Emma Slade reviews limitation in professional negligence actions.

One of the most common types of professional negligence claim arises where a solicitor misses a limitation period. The Limitation Act 1980 sets out what the relevant limitation periods are and for negligence claims, there is a strict 6 year time limit from the date of the act of negligence (or three years from date of knowledge) in which to bring a claim. However, identifying when the negligence occurred isnt always straightforward.

The recent 2011 case of Lane –v- Cullen Solicitors illustrates the problems that can arise..

In this case, Mrs Eason died in 1997. She had made a Will in 1993 but it was subsequently found to be invalid and so she was considered to have died intestate. As a result, her Estate was to be divided between her two brothers – John and Frederick Lane – and the two children of her late sister – Paul Hobson and Ann Hannah.

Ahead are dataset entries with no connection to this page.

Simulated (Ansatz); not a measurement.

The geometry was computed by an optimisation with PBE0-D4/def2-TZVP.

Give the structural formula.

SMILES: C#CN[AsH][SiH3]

In 1998, Mrs Hannah commenced a claim against the Estate saying that she had a right to the whole of the Estate. Unfortunately, her Legal Aid was revoked in 1999 and so she was unable to continue with the claim. However, it was clear that John Lane, who had been appointed the Administrator of his sister’s Estate, was aware that Mrs Hannah felt she had a greater interest in the Estate.

By 2001, John Lane had finalised the Estate and distributed it amongst the beneficiaries. Not long later, Mrs Hannah issued proceedings against the Estate again, claiming the entirety of the Estate. In 2002, the Court ordered that she was in fact entitled to the whole Estate and ordered John and Frederick Lane repay the legacies they had received the year before. Frederick failed to pay up and in 2005, the Court ordered that as Administrator, John was liable. John issued proceedings against the solicitors who had been assisting him with the Estate for professional negligence.

John’s argument was that, although he had been aware of Mrs Hannah’s potential claim, it wasn’t until 2002 when the Court ordered that the Estate belonged to her, that her loss actually crystallised. Until then, it had only been a mere possibility and so the correct date for limitation purposes was 2002.

The solicitors countered that 2002 was the wrong date. They successfully argued that the correct date was 2001. Prior to the distribution of the Estate, John had sufficient monies to pay out any potential claims. It was only after he paid out, that his position was altered. In short, the solicitors should have warned him of the possibility that Mrs Hannah could still bring a claim and he should get formal confirmation from her that she did not intend to pursue the claim. As such, John had to pay up his brother’s share and because he was time barred, could not recover from his clearly negligent solicitors.

It seems like a harsh decision for John but it is a salutary lesson on the issue of determining the relevant dates for limitation.

It begs the question whether he is going to consider a claim against his current solicitors for failing to advise him correctly on limitation periods!

If you have been the victim of a missed limitation date or a missed court deadline and would like to bring a claim for compensation on a No Win - No Fee basis then call our FREE helpline today on 0808 139 1595 or send us an email with details of your case.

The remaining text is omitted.